This lab will walk you through some exercises concerning analysis. As usual, we ask that you work with a partner or a team. If you end up solo, please raise your hand and we'll pair you with someone else (or make a three-person team if necessary). You are welcome to change partners throughout the semester!
Step 1: analyze
For this lab you will try to find the "big-O" complexity of three common algorithms: binary search, insertion sort, and the Fisher-Yates shuffling algorithm. (Yes, you can look these up on Wikipedia, but don't until you've at least tried to analyze them yourself, first.)
To start with, look at the pseudo-code given below for each algorithm, and try to work out the "big-O" complexity using the techniques we discussed in class. For all of these, express the "big-O" in terms of the size of the input (which is a vector in the code we provided, but you can treat it as if it were an array - the operations we use on the vector all take constant time). If you find the pseudo-code too confusing, you can try the actual code implementing these functions in lab3.cpp, but the pseudo-code is likely to be easier to work with! Write up your analyses in the lab 3 quiz in Canvas.
Fisher-Yates shuffle
shuffle(A) : A is a vector
let i = A.size - 1
while i > 0 do
let index = a random integer between 0 and i, inclusive
swap(A[i], A[index])
i--
In words, Fisher-Yates starts at the end of the vector and swaps the last value with the value in a position chosen at random from all possible positions in the vector. The last position is then fixed, and the remaining values are shuffled, i.e., the second-to-last value is swapped with a value chosen at random from all but the last position, etc. When only one position is left, there is no reason to continue and the algorithm is finished. Given a true random value function, this algorithm produces a "perfect" shuffle (i.e., all permutations are equally probable).
Insertion sort
insertion_sort(A) : A is a vector
for i = 1 to A.size - 1 do
let x = A[i]
let j = i - 1
while j >= 0 and A[j] > x do
A[j + 1] = A[j]
let j = j - 1
A[j + 1] = x
In words, insertion sort starts by assuming that the first value (e.g., the sub-vector of length 1 starting at index 0) is "sorted". Now, starting with the second element and moving up, each element in turn is shifted left (into the sorted part of the vector) until it finds its proper place in the sorted part (which is when the element is no longer less than the element to its left).
Binary search
binary_search(A, x) : A is a vector, x is an integer
if A.size == 0 return -1
let pivot = floor(A.size / 2)
if A[pivot] == x return pivot
else if A[pivot] > x return binary_search(A[0..pivot-1], x)

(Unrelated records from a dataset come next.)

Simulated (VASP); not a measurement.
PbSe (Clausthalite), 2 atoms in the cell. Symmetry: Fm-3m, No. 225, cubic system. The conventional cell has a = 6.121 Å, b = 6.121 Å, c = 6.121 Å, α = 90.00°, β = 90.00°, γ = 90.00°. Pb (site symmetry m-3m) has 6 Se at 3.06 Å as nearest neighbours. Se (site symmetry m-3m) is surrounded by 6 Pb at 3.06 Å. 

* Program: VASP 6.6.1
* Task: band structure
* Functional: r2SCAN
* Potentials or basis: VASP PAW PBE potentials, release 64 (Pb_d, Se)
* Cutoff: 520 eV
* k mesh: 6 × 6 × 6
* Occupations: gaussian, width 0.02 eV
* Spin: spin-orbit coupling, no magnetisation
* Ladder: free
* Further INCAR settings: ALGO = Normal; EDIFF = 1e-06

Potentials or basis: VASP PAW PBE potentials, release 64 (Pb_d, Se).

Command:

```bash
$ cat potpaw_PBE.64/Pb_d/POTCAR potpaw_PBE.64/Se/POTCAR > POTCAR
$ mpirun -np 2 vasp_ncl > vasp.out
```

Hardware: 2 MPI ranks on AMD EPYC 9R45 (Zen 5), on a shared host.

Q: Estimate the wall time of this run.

else return binary_search(A[pivot+1..A.size-1], x)
We will soon study this algorithm in lecture. The basic approach is this: we know the input A is sorted. Look at the middle element - if the middle element is the value we are searching for, then we're done. Else, if the middle element is greater than what we're searching for, recursively search only in the lower half of A. Else, the middle element is less than the search value, so recursively search in the upper half of A. If we ever start our search on an empty vector, then we return -1 to indicate the element isn't there.
Step 2: experiment
How well do these algorithms perform in practice? You will do some experiments to find out. Download lab3.cpp and put it into a new project. The code should compile and run as is. You can do anything you want to with this code - it is your microscope for this lab, but you won't be turning it in.
As written, the lab code prompts you for a size of vector to test with and a number of trials to run. For some algorithms, it is difficult to accurately measure timing with just one run, particularly if the algorithm runs very fast. So we measure a lot of runs of the same algorithm and average.
The code provided only runs trials on insertion sort - the code is there for the other two algorithms, but commented out. It is recommended that you experiment separately on each algorithm. For each algorithm, run timing experiments on each of the algorithms for various size inputs - you will need quite a few data points to get a good experimental result. Collect the timing data and (optionally) plot it in Excel (or the tool of your choice). Your x-axis should show the size of the input, while your y-axis should indicate timing information. Label your axes! You will want to experiment with and plot each algorithm separately, as it is difficult to get them all on one plot in a useful form. If you choose not to plot your data, please present it in Canvas in a well-labeled tabular form, along with some text explaining what you see in the data.
Based on your experimental data, revisit your "big-O" analyses. Provide an analysis in the lab 3 quiz in Canvas.